77 US 33 Bates v. Equitable Insurance Company

77 U.S. 33

19 L.Ed. 882

10 Wall. 33


December Term, 1869

ERROR to the Circuit Court for Rhode Island; the case being this:

W. D. Philbrick being the owner of certain goods, got them insured by the Equitable Insurance Company of Providence. The policy contained a clause that if the property insured should be sold or conveyed, or if the policy should be assigned without the consent of the company, the risk should cease and the policy become void. It contained also provisions such as are cited below:

'And this company agree, that if the assured shall sell the aforesaid property, or any part thereof, before the expiration of this policy, a proportion of the premium received shall be repaid, upon receiving notice of such sale before a loss happens; . . . or this policy may be continued for the benefit of such purchaser, if this company give their consent thereto, to be evidenced by a certificate of the fact, or by indorsement on this policy.'

Philbrick, the party insured, sold the goods during the life of the policy to one Edward C. Bates, and indorsed on the policy,

'Payable, in case of loss, to E. C. Bates.


The policy, with this indorsement, was sent by a policybroker to the insurance company, and one Frederick W. Arnold, the secretary of the company, placed under the above indorsement these words:

'Consent is hereby given to the above indorsement. EQUITABLE INSURANCE COMPANY.
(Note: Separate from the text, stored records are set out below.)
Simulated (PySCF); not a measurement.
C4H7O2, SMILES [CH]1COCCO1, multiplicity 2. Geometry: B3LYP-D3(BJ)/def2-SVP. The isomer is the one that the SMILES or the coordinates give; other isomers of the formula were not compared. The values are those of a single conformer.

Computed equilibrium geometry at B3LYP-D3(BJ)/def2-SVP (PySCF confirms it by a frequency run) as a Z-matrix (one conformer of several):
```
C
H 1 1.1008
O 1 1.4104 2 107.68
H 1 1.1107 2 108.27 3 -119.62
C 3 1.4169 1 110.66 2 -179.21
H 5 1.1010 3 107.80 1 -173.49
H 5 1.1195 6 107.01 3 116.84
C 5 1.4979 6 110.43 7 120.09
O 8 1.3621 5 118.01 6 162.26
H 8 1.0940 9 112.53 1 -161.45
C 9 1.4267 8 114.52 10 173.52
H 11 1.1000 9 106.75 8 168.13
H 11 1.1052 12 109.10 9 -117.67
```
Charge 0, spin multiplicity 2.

'FRED. W. ARNOLD, Secretary.'

The goods having been destroyed by fire after the sale, and the indorsement by Arnold in behalf of the company, Bates, the owner of them, brought assumpsit on the policy. The company refused to pay on the ground that Philbrick had ceased to be owner before the loss occurred, and that the company had never consented to any change of ownership in the property. And the question was whether on the facts, this defence ought to be sustained.

Arnold, the secretary of the company, swore that he had no knowledge of the sale, nor was there any evidence that any officer of the company had notice of it, unless it was to be implied from the request to give their consent to the indorsement made by Philbrick, and the consent so given.

The court below was of the opinion that on the case stated the plaintiff could not recover, and judgment having been entered accordingly, the record was brought here.

Mr. Goodrich, for the plaintiff in error:

The indorsement by Philbrick being absolute without reservation, and accompanied by delivery of the policy, is an assignment of his entire interest both in the instrument and in the property insured. The words are capable of this construction. It is indeed their natural construction. The indorsement on the policy operated like an indorsement on a note. It carries all the indorser's interest in the subject-matter. There is no proof that Philbrick did not intend to sell the property, and no ground, therefore, on which the defendants can restrain the practicable and natural interpretation. The certificate of the company which is found on this policy, and under Philbrick's assignment, is just such a certificate as the policy provides that the company shall give when 'the policy is to be continued for the benefit of the purchaser,' but such as it does not provide or contemplate shall be given in any other case. The company have therefore interpreted in the sense in which we say it was made, this indorsement of Philbrick's.*

Messrs. W. H. Potter and A. H. Brown, contra.

Mr. Justice MILLER delivered the opinion of the court.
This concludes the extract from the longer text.